A Quart of Ale± #57
On the craft journey with a session of ales and a 0% cider.
Hard to beat variety from Sullivans, 9 White Deer, West Kerry and Stonewell.
Sullivan’s “Irish Gold” Golden Ale 5.2%, 440ml can O’Briens Wine
Colour of this Kilkenny contender is a mix of copper and gold; if you say there’s amber there, I won’t disagree. I’ve seen it described as a tastier ale with a gentle bite and wouldn’t disagree with that either.
The label reveals it, modestly, as “traditionally brewed With Lightly Roasted Cara Malt And Finished With First Gold Aroma Hops.” And I must say, the result is pretty good, a rather unique beer, rich with roasted flavour from the malt and with a dry finish thanks to the hops. Goes to show, a modern beer doesn’t have to be an IPA of either coast to hit the spot.

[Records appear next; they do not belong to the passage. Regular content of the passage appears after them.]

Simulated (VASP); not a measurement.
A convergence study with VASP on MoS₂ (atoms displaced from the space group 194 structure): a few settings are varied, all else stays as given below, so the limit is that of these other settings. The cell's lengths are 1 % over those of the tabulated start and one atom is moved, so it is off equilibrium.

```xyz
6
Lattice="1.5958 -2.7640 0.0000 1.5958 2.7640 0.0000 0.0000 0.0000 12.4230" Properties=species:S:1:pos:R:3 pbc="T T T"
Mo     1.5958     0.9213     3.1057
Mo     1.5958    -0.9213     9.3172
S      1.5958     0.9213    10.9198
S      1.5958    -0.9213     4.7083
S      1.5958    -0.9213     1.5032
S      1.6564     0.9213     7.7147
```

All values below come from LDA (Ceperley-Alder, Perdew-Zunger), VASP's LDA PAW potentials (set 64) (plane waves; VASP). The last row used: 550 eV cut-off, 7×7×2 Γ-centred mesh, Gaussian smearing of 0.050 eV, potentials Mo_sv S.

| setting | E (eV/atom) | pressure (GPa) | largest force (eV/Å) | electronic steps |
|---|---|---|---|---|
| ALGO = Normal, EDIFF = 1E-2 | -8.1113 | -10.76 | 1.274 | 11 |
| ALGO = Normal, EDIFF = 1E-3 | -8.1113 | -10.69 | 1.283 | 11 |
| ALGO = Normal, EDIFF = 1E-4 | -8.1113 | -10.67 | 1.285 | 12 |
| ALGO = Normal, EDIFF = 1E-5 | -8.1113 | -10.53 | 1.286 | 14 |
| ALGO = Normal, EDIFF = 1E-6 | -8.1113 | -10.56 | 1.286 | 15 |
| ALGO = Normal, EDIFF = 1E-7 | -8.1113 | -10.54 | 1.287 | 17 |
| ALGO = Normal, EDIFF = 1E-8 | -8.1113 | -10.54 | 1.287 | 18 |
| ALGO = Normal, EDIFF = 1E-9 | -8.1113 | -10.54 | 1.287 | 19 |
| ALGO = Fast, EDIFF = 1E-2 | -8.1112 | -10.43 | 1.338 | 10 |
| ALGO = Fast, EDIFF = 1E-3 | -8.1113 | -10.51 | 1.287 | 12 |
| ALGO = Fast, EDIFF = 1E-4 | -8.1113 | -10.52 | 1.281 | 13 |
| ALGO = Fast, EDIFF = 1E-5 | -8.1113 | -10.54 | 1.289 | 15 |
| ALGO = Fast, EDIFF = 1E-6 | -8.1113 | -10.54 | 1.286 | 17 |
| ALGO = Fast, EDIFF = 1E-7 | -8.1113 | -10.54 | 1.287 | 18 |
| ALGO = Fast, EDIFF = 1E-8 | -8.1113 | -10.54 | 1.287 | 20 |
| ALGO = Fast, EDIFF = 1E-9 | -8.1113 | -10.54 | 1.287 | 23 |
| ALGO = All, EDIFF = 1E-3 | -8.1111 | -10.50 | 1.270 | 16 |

They say: The beer we craft today is inspired by traditional Kilkenny recipes and brewed the way the family has always brewed – the way real Irish beer should be brewed – by local experts, by hand, in small batches, with enormous heart and the finest locally sourced ingredients. Brewed by a true master, the beauty of this ale lies in its balance, sessionability and subtle apricot & tangerine tasting finish.
The barley used to produce Sullivan’s Golden Ale is sourced from four local Kilkenny farms ensuring the utmost quality and flavour. Pizza is the suggested match but I’m sure this ale, with an almost plush mouthfeel, can do better for itself.
Malts: Irish Ale, Vienna, Cara.
Hops: First Gold, Admiral.
9 White Deer “Stag Ban” Pale Ale 4.5%, 500ml bottle O’Briens Wine
Mid amber is the colour of this dry refreshing Pale Ale from the West Cork Gaeltacht. This is the first ever beer from 9 White Deer in Ballyvourney and one they more or less got spot-on from the beginning (2014). It has been gluten free since 2018.
Soft white head here and a finger taste of this will tell you that the spicy citrusy hops are key. But it’s not a “hop bomb”. This is about balance. They say they designed this beer with summer in mind and the hops used (First Gold, Admiral and Cascade) emphasise that. It is a harmonious drink with citrus, floral and spice notes all combining well in the golden glass. The result is a top end Pale Ale.
Basically, it’s an easy drinking beer, brewed at lower temperatures to create a cleaner profile; the malt profile is uncomplicated, neither heavy nor cloying. It is a dry and refreshing beer with a light malt body mixing well with the contribution from the hops.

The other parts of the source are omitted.